I have always wondered how it would be to live next to the train tracks. Not romanticizing it, but being a cranky old lady who would invariably be annoyed at the constant chugga choo-ing.
I go home and come back mostly via the same route, one with ripples reflecting the rays from a sunset and indigenous pink blossoms making their way through the tree. It's a sight I've longed to capture but refrain from, worried that the feeling it evokes in me would get lost in digital translation.
I split up my time on a train into sections. One where I read, one where I listen to songs, and one where I sleep, barring the ones where I get a chatty train mate. All of them (except for the last of course) punctuated with prolonged periods of gazing out the window.

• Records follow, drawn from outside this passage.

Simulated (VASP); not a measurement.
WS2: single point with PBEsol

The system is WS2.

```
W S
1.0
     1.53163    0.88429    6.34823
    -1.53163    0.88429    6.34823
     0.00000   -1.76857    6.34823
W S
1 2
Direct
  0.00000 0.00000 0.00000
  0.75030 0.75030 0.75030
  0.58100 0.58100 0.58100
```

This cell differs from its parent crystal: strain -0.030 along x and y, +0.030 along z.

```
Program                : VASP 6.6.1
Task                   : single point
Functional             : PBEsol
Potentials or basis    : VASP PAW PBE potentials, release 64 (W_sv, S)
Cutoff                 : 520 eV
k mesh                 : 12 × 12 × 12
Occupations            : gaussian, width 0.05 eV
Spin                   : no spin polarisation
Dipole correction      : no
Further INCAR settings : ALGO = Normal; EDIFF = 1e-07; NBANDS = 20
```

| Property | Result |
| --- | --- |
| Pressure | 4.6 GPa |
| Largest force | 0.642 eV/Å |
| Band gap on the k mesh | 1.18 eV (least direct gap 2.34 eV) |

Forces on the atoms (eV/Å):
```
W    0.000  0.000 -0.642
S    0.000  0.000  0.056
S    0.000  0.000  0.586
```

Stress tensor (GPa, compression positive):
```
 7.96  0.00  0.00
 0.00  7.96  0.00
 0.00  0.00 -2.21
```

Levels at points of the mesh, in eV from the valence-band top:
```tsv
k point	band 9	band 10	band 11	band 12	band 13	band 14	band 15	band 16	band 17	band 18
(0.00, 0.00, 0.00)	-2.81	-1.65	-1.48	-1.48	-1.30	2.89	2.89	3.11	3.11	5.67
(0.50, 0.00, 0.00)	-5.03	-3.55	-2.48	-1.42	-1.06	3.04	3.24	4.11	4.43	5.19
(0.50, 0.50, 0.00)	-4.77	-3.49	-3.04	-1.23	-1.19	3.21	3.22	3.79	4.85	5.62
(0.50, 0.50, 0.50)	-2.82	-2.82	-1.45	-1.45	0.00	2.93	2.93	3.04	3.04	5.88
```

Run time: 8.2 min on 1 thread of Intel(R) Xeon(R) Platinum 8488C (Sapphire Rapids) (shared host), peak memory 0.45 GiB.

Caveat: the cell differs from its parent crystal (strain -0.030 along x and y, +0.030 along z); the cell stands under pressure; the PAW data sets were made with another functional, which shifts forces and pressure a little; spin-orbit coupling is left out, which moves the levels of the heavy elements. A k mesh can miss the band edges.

I think about how the lives of the people living next to the tracks are vulnerable. Not those with a celebrated railway track balcony view. I wonder if they do that, similar to exclusive views of a waterbody, any waterbody really. How terrains are exoticized for commercial value. I only think about those with clothing lines fluttering in the wind, one house right next to the other. Unshielded from peeping toms when their front doors are open, I have committed that crime N number of times. I wonder what they think, they must see a thousand people a day, how must it feel to see a fraction of a face for a fraction of a second but for a lifetime with a thousand faces a day? They must have the train timetable etched in their minds. I wonder if they cook up stories for travelers, especially long-distance ones. I remember seeing planes fly above my mother's house, wondering what the passengers thought of the little girl waving at them. I did have a solid logical process thinking as it was so close to the landing strip, they must see a faceless girl prancing about.
I write this on a train, this is not a first. I've written cards on a train, tweets, one-line reviews, paragraph texts, and content write-ups ( the latter takes the cake). I write as I pass by crossings, people peering into the windows while they wait for us to pass. I pass by a couple burning their waste, grateful that I closed my window. I write as another train passes by, don't worry, I can't see a single thing. The relative speeds make it impossible for my eyes to lock in with a fellow passenger.
There's a popular adage about how everybody in a traffic block has their own life. NPCs are strictly a video game concept mind you. I think people on either side of a train are better examples. After all, railways are built along homes, makeshift or not.